This is a truly remarkable passage, essentially saying that everything that would eventually occur was known by god at the time of creation, although to us it may seem like we have random events.

He had foreshadowed this extraordinary claim in an earlier part of the book (p. 113, 114) where he laid out his claims step-by-step.

  • If God exists, he is supernatural
  • If He is supernatural, then He is not limited by natural laws.
  • If He is not limited by natural laws, there is no reason He should be limited by time.
  • If He is not limited by time, then he is in the past, the present, and the future.

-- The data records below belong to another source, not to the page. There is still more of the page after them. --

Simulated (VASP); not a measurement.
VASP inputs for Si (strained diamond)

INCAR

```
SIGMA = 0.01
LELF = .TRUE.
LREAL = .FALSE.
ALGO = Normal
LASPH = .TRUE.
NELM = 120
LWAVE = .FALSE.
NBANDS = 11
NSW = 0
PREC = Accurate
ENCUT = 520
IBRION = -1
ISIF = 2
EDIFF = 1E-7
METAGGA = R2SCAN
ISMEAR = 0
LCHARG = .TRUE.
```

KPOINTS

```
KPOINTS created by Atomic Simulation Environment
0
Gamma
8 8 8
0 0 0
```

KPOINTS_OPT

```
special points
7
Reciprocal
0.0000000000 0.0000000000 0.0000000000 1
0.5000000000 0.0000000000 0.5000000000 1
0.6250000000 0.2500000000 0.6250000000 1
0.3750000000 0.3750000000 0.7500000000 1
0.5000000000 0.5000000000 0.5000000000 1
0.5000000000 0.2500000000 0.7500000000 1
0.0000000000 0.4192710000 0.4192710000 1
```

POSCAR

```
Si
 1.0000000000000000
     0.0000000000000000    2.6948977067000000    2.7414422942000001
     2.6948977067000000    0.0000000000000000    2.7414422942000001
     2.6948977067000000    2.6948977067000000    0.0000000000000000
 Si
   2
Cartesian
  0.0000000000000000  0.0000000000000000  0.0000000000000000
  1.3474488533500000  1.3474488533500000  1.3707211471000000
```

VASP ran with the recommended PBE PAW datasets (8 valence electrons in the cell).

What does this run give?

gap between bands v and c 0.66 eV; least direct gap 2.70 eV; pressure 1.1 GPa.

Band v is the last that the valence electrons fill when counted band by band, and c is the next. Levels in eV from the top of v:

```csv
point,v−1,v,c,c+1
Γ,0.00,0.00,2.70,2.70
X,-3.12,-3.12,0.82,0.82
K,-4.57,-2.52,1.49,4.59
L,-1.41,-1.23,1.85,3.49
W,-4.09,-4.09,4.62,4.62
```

The consequence of those conclusions would include:

  • He could exist before the Big Bang and He could exist after the universe fades away, if it ever does.
  • He could know the precise outcome of the formation of the universe even before it started.
  • He could have foreknowledge of a planet near the outer rim of an average spiral galaxy that would have just the right characteristics to allow life.
  • He could have foreknowledge that the planet would lead to the development of sentient creatures, through the mechanism of evolution by natural selection.
  • He could even know in advance the thoughts and actions of those creatures, even though they themselves have free will

It seems to me that in this passage, Collins has given up on free will altogether and reverted to a strict determinism, although free will was invoked by him in defense of suffering caused by people and free will is an essential component of the concept of sin. After all, sin has no meaning if we are all just automatons playing out our pre-ordained roles in a drama authored and directed by god.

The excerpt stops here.